Saturday, August 27, 2005

World Future Symposium - Chicago and the Cubs

I'm catching up on one of my summer trips. Chicago and Michigan with my wingman Nathan (12 year old son). We flew to Chicago, drove to Michigan and presented a version of The Millennium Matrix to a group of about 50 with Haworth. Haworth is one of the largest office furniture manufacturers. Nathan got to watch dad in action and then we got a factory tour.

The next day we headed to Chicago and spent a day playing around and going to a Cubs game.

I was one of the kick off speakers for this year's World Future Symposium. I had an audience of over 200, my mom and dad attended and my mentor and professor from the University of Illinois acted as the moderator for my session. The presentation went very well and I'm continuing to receive feedback and questions.

The title of this blog also provides a link to a PDF of the presentation.

The Next Design Revolution

The presentation began - "Design as a subculture is going maintstream." Click on the blog title for the link to the annotated PowerPoint.

I provided a window into the future of design to an audience of about 50 designers and architects from Texas, Arizona, Oklahoma and Arkansas.

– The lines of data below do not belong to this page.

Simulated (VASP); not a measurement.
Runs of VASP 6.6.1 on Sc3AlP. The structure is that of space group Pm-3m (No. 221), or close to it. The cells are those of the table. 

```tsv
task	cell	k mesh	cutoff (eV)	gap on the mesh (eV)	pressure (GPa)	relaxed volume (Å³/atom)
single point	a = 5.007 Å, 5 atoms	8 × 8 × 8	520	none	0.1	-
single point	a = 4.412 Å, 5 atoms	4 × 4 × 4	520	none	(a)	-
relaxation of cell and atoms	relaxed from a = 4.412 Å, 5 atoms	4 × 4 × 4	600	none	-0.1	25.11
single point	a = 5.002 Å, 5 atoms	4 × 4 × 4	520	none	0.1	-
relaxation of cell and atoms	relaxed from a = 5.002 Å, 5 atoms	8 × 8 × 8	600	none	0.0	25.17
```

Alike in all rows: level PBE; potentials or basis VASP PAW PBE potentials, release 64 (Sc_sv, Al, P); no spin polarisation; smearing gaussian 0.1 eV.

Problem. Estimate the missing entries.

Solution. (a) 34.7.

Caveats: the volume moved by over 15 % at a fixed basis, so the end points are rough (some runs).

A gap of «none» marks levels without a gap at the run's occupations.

We now have the perceptual tools to deconstruct and reconstruct reality - matter, life and thought. These tools are turning more and more of us into "designers."

My seven year old just designed a race track which included landscaping and track layout - then he tested it - virtually. My twelve year old daughter has designed two web sites. The skills and mindset of design are being absorbed by the Millennial generation.

Tom Peter's - noted business consultant and proflific writer - writes extensively now about design and it's competitive edge. He says that design is the reason why we care about a product or service.

Ray Martin - professor at the University of Toronto - says we are moving out of an Information Economy into a Design Economy. Three business schools have added design to its MBA program.

We had a wonderful fast paced hour and the audience went away stimulated and challenged.